No one decent actually writes that email.

I think the SIL is annoyed/jealous that too many domestic things run around OPs house. I mean the SIL’s husband picked his sisters house to host another Christmas, not his own. SIL probably feels like It’s unfair OP gets to host AND doesn’t make all dishes. What did she say? “if I were hosting . . . “
Anonymous
OP, can you pick up a Ham and/or turkey, and have everyone bring a side, dessert, bread or drink? As the host, I do think you should at the bare minimum provide a major meat.
Anonymous
Anonymous wrote:
Anonymous wrote:
Anonymous wrote:I don't know why SIL is acting like this. We are not friends and have had prior disagreements but she has never been this outright rude. I know she loves my house and has a thing for formal dinners. I was thinking instead of bringing out the china this year we should just use paper plates and plastic cutlery. Make it a true potluck. lol


Really you don't know? I bet SIL has a completely different story to tell. I also bet you are one of those sisters DCUM wives complain about their husband's having.


No one decent actually writes that email.

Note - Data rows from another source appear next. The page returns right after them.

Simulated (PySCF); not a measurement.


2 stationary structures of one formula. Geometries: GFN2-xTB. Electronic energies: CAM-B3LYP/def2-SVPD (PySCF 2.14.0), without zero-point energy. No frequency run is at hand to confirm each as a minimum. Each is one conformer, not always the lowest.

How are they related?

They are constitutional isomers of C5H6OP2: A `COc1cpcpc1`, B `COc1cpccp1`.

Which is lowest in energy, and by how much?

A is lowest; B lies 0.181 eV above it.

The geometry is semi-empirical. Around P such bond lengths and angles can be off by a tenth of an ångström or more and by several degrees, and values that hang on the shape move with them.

I think the SIL is annoyed/jealous that too many domestic things run around OPs house. I mean the SIL’s husband picked his sisters house to host another Christmas, not his own. SIL probably feels like It’s unfair OP gets to host AND doesn’t make all dishes. What did she say? “if I were hosting . . . “


Sounds like she could have offered to host when the planning happened over the summer.
Anonymous
I would ignore her email. Write a new one and ask her to please bring paper plates and plastic silverware to complete potluck dinner and make cleanup easier.
Anonymous
Anonymous wrote:I would ignore her email. Write a new one and ask her to please bring paper plates and plastic silverware to complete potluck dinner and make cleanup easier.



NP. That's pretty funny!
Anonymous
Anonymous wrote:
Anonymous wrote:I would ignore her email. Write a new one and ask her to please bring paper plates and plastic silverware to complete potluck dinner and make cleanup easier.



NP. That's pretty funny!


Ha! "And, if you don't mind, could you stop by Party City and grab a tablecloth-either paper or plastic is totally fine-I saw some super cute ones with Christmas trees! Thanks so much for all your help, can't wait to see you!!!
Anonymous
We go out for Chinese food! But half of us are Jewish?
Anonymous
Ummm ignore!!!
Anonymous
Anonymous wrote:
Anonymous wrote:My family doesn't do passive aggressive, we do aggressive-aggressive, let me tell you all the ways in which you suck at life come to jesus moments if someone is being an enormous asshat. With that in mind, I would respond with "This was discussed and agreed to back in the summer with your husband being the main proponent. If you had an issue with the plan, you should have brought it up with him, not me. I suggest you do so now as we'll be proceeding with the potluck as planned and agreed to." And cc your brother (I'm assuming this is his wife since you included the detail that he was the main champion of the plan).


Perfect response


+1. The other responses are tempting, but why not be direct? I wouldn't even consider this response"aggressive."
Anonymous
Anonymous wrote:
Anonymous wrote:
Anonymous wrote:I would ignore her email. Write a new one and ask her to please bring paper plates and plastic silverware to complete potluck dinner and make cleanup easier.



NP. That's pretty funny!


Ha! "And, if you don't mind, could you stop by Party City and grab a tablecloth-either paper or plastic is totally fine-I saw some super cute ones with Christmas trees! Thanks so much for all your help, can't wait to see you!!!


HA!
Anonymous
So what happened OP? Did your brother handle is well and are they coming with their assigned dishes??
Anonymous
Anonymous wrote:I have hosted Christmas the last 5 years in a row. I would get some help but I did the bulk of the cooking. We talked about Christmas at a family gathering in July. I explained that I really did not want to host this year and wanted a break from cooking. My family went on especially my brother about how it was a tradition to have the holiday at my house and they would all help with the cooking. They were like just tell us what to bring and we will bring it. This was discussed in front of everyone and they shook their head yes they would each bring a dish. I started coordinating everything this week. I meant it when I said I did not want to cook. I am making the mashed potatoes and making my house available. That's it. I made a facebook invite and I went and assigned dishes for everyone to bring. Almost everyone was so positive and saying how much they were looking forward to xmas. I got a message from my SIL.

She wrote
You have hosted very formal Christmas dinners in the past and I have always enjoyed them. I am sad you decided to host this informal potluck Christmas. If I were hosting I would still make the core dinner items such as the ham, turkey, dressing, mashed potatoes and gravy, etc. You are still hosting the event and I don't think it's in very good taste to ask your guests to bring the main courses.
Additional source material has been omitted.